Tom Tom festival to spark conversations about local innovation and entrepreneurs
As the inaugural Tom Tom Founders Festival launches today, one co-founder has made sure the month-long event produces a lot more than art and music.
Oliver Platts-Mills is responsible for the festival’s innovation series, a new grassroots effort to celebrate the area’s talents and brand Charlottesville as the hip place to be an entrepreneur. He and Tom Tom co-founder Paul Beyer both grew up in the Charlottesville-Albemarle area.
“When we started talking to Paul about Tom Tom — this concept of a music festival on the Downtown Mall — Paul realized that he wanted it to be more than a music festival, to include art and some other creative aspects,” Platts-Mills said. “I’m a big proponent of when you want to talk about creativity broadly in Charlottesville, that we ought to include innovation.”
When he’s not planning a major new festival, Platts-Mills is an analyst at Investure, an investment management firm for nonprofits and university endowments. His wife, Natasha Sienitsky , also a Tom Tom organizer, serves on the Charlottesville Planning Commission .
“If you were just to look at music and art, you’d be missing out on a great deal of creative work,” Platts-Mills said. “And I also thought that the synergy between these different things is very, very interesting and exciting.”
Tom Tom kicks off with a block party at the McGuffey Art Center at 5 p.m. today, in honor of founding father Thomas Jefferson’s birthday, and concludes in a gala field day event May 13 at the Ix Building.
The innovation programming includes a series of free talks culminating in a keynote presentation on May 11 and a “locavore expo” on May 12, the same two days as the music portion of Tom Tom.

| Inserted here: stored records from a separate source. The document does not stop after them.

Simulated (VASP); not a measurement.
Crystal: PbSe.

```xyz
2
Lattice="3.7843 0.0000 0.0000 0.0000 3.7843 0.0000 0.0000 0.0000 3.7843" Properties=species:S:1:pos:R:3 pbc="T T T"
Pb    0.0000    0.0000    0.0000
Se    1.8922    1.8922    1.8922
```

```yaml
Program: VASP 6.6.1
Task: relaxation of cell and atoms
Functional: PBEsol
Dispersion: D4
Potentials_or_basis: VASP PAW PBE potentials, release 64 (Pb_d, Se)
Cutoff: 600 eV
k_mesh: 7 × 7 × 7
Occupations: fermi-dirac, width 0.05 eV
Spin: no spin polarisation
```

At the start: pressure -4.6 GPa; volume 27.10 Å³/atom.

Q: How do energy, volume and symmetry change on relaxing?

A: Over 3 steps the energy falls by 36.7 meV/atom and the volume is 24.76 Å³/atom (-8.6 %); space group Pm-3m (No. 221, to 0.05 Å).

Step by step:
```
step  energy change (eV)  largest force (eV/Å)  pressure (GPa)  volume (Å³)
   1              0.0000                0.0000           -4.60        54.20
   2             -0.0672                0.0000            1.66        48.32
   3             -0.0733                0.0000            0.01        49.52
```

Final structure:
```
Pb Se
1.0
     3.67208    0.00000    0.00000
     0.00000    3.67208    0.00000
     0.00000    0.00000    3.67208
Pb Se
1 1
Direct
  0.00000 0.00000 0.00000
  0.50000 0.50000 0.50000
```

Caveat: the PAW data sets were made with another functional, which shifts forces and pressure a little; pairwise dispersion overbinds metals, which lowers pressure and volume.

Every Monday during the festival, four resident entrepreneurs and artists will hold informal talks at the Tom Tom headquarters at 105 South First St. Every Wednesday, the conversation shifts to examples of local innovation with panel discussions at The Gleason at 126 Garrett St.
One of those panelists is Tobias Dengel, CEO of WillowTree Apps , which has grown from 3 employees in early 2010 to 32 employees today. The company built Charlottesville Tomorrow’s iPhone application.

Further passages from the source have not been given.